After years of organic systems evolution, legacy infrastructure and paralysed processes, making sense out of siloed data can be somewhat of a daunting task.

A leading investment bank approached us recently to review their data management to support new analytics use cases. The existing systems could not process a growing volume of data while serving more applications in a reasonable amount of time. In addition, their ownership costs skyrocketed and their increasing dependency on external developers started to be a serious concern.

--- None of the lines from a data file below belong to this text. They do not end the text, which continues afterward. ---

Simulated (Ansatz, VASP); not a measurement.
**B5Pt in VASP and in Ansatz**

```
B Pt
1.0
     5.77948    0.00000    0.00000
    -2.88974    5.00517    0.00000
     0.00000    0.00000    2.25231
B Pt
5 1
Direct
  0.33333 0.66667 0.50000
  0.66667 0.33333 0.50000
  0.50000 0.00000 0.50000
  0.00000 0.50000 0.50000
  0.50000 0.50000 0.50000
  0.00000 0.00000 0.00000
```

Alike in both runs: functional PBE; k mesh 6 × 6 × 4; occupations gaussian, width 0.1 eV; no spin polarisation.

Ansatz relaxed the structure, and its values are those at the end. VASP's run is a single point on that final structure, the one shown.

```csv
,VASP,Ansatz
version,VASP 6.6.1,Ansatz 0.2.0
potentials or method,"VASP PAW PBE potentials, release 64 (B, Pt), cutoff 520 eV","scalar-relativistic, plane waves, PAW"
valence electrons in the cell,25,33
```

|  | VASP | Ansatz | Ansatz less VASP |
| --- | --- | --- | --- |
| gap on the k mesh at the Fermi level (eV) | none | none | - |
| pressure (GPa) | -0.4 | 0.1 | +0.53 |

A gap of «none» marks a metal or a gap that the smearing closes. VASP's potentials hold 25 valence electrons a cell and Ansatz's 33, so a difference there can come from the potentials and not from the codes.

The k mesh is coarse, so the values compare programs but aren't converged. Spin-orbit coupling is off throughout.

The bank needed to find a new system that would resolve those issues, so they could fully unlock the value of their current data. If such a system exists, that would mean migrating the existing data pipelines, more than a thousand. Those data pipelines were initially built from another tool. Hopefully, they could be dumped under the form of SQL files. Still, migrating such a great number of SQL files manually can be quite a challenge.

They wanted to see if we could help them automate the migration of the existing data pipelines while allowing them to build new data pipelines to feed any new type of application consuming data without affecting the performance or increasing the ownership cost.

They also wanted to understand how they could better govern their data in an environment that offers a one-stop shop from usage of sources, combination of queries to API extraction.

Project Description

Let’s set the scene here.

The bank provided us with a set of more than a thousand SQL files, describing the data sources, transformations and target tables of their BI data pipelines. They also provided around 600 CSV files containing 3 days of data to be used as input: there were 200 source tables and for each table, we received 3 files, 1 per day.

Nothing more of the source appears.